Question

When to use memory-mapped files?

I have an application that receives chunks of data over the network, and writes these to disk. Once all chunks have been received, they can be decoded/recombined into the single file they actually represent.

I'm wondering if it's useful to use memory-mapped files or not - first for writing the single chunks to disk, second for the single file into which all of them are decoded.

My own feeling is that it might be useful for the second case only, anyone got some ideas on this?

Edit: It's a C# app, and I'm only planning an x64 version. (So running into the 'largest contigious free space' problem shouldn't be relevant)

 45  41518  45
1 Jan 1970

Solution

 31

Memory-mapped files are beneficial for scenarios where a relatively small portion (view) of a considerably larger file needs to be accessed repeatedly.

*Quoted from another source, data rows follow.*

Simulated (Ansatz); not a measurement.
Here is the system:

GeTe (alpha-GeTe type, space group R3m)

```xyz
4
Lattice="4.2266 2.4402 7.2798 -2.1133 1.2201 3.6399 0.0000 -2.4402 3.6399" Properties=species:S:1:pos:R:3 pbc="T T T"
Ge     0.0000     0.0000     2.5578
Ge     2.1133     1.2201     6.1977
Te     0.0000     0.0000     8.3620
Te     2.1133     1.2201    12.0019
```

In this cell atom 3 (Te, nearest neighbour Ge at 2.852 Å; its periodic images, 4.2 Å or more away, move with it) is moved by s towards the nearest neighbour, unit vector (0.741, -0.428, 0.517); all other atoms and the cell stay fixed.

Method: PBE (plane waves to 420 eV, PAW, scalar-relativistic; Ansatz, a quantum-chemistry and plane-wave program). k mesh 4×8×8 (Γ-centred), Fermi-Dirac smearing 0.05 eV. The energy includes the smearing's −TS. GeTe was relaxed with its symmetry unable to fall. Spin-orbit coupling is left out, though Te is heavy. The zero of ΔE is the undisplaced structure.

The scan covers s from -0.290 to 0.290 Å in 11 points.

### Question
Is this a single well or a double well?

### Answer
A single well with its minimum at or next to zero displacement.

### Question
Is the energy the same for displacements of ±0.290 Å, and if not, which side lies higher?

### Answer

In this scenario, the operating system can help optimize the overall memory usage and paging behavior of the application by paging in and out only the most recently used portions of the mapped file.

In addition, memory-mapped files can expose interesting features such as copy-on-write or serve as the basis of shared-memory.

For your scenario, memory-mapped files can help you assemble the file if the chunks arrive out of order. However, you would still need to know the final file size in advance.

Also, you should be accessing the files only once, for writing a chunk. Thus, a performance advantage over explicitly implemented asynchronous I/O is unlikely, but it may be easier and quicker to implement your file writer correctly.

In .NET 4, Microsoft added support for memory-mapped files and there are some comprehensive articles with sample code, e.g. http://blogs.msdn.com/salvapatuel/archive/2009/06/08/working-with-memory-mapped-files-in-net-4.aspx.

2009-12-07

Solution

 12

Memory-mapped files are primarily used for Inter-Process Communication or I/O performance improvement.

In your case, are you trying to get better I/O performance?

Hate to point out the obivious, but Wikipedia gives a good rundown of the situation... http://en.wikipedia.org/wiki/Memory-mapped_file

Specifically...

The memory mapped approach has its cost in minor page faults - when a block of data is loaded in page cache, but not yet mapped in to the process's virtual memory space. Depending on the circumstances, memory mapped file I/O can actually be substantially slower than standard file I/O.

It sounds like you're about to prematurely optimize for speed. Why not a regular file approach, and then refactor for MM files later if needed?

2009-12-07